Starbucks provided one more bit of clarification about free access related to its stored-value card: I understood last week that Starbucks required a single purchase on a Starbucks Card every 30 days to enable two hours of free service each day. This would cover any stored-value card, including gift cards, but unrelated to their Visa-branded Duetto card.
In fact, as a Starbucks spokesperson confirmed to me and my colleague Eric Lai at Computerworld that you either need to make a purchase or put more value on the card. As Lai points out, if you're extremely pecuniary, you could make a purchase every 60 days and put value on the card (a minimum of $5 each time) on alternating 60-day periods. I actually quite like the cold sandwiches and salads at Starbucks if I'm not a fan of their roasting style, so I'll have no trouble with this requirement.

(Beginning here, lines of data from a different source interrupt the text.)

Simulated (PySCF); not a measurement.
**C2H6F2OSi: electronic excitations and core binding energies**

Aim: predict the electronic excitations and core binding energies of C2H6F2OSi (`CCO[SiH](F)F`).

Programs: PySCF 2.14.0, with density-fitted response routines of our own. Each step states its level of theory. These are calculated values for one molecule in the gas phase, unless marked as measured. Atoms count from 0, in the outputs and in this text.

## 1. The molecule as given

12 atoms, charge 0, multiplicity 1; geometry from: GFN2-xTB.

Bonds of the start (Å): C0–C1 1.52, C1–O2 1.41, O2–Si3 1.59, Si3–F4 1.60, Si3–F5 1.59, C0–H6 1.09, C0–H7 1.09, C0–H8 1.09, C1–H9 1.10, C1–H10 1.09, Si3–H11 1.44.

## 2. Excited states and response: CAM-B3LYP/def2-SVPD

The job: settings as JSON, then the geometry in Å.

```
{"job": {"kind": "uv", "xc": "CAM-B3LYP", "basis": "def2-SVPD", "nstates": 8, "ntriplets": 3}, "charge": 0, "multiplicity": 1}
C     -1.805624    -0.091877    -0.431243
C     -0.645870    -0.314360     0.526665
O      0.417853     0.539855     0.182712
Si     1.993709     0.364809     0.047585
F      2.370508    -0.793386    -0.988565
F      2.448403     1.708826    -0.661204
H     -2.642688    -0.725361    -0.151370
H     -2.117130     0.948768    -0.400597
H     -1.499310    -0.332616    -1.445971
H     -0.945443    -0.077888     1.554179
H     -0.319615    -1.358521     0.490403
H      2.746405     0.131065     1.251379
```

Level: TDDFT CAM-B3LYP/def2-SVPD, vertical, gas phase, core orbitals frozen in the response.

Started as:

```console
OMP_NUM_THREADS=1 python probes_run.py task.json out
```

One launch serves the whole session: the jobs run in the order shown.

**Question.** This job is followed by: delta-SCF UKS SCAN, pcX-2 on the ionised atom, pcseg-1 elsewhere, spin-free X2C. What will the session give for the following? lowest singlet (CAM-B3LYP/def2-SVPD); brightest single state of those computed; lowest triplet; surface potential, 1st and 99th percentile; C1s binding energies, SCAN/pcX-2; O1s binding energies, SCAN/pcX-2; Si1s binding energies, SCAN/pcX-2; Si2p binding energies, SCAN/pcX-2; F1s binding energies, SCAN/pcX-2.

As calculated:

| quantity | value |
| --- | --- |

Lai also teased out one more detail: the free access is for two consecutive hours of service each day, not for two hours in sum. Which means that if you need to use the service more than two hours apart in two locations, you need to either set up multiple accounts and have multiple Starbucks Cards; pay the $4 for two consecutive hour as-you-need-it price; or be a subscriber to a network like Boingo or AT&T.
My dirty little secret as a Wi-Fi-focused reporter is that I have never had a subscription to any hotspot service for more than a month or two at a time, as I travel rarely these days and have found that paying nothing or $5 to $10 for a handful of sessions has outweighed the monthly fees. Now, however, I'm a Boingo subscriber, and will remain one--not to play favorites, but they have the best deal for my purposes in wandering around Seattle, and occasionally winding up in airports and downtowns of various cities.
On my prediction that Starbucks would never be free: I was off base in this prediction, but I predicated my prognostication on the notion that T-Mobile would never give service away for free. It had never entered my head that Starbucks would suddenly open negotiations to replace T-Mobile. My various sources indicate that the plan came about pretty quickly, and that T-Mobile was surprised to find itself not the winner. This is clearly part of the new direction that Howard Schultz is taking the company, but CTO Chris Bruzzo told me a week that when he arrived about a year ago at Starbucks, he was revved up on making sure that Wi-Fi was a more integral part of the store experience; now it will be.
T-Mobile apparently had no interest in being involved in providing more free service, and isn't in a position to use Wi-Fi as a tool for loyalty as AT&T can. AT&T is selling cell and landline and wired broadband; this extension of Wi-Fi to Starbucks costs them a rounding error, and reduces their churn by some unknown factor. If 100,000 people a year choose to stick to AT&T, and perhaps even expand their services, that's potentially $200m in revenue (100,000 people times $2,000 a year between cell contracts, phone, and broadband) that they would otherwise have had to spend tens of millions of marketing dollars to keep or would have lost entirely.
Will McDonald's go free? That's the next question. Starbucks was set up on a collision course with McDonald's as Starbucks introduced hot food and other services; but the ovens are being pulled out of the coffee giant, even as Mickey D puts espresso bars into most of its stores. McDonald's move seems a bad idea. However, the spirit of competition might drive the fast-food purveyor to offer a similar customer loyalty program for free access. At one point, you got two hours of free service in McDonald's for a purchase, but it's unclear to me from all McDonald's branding whether that's still the case.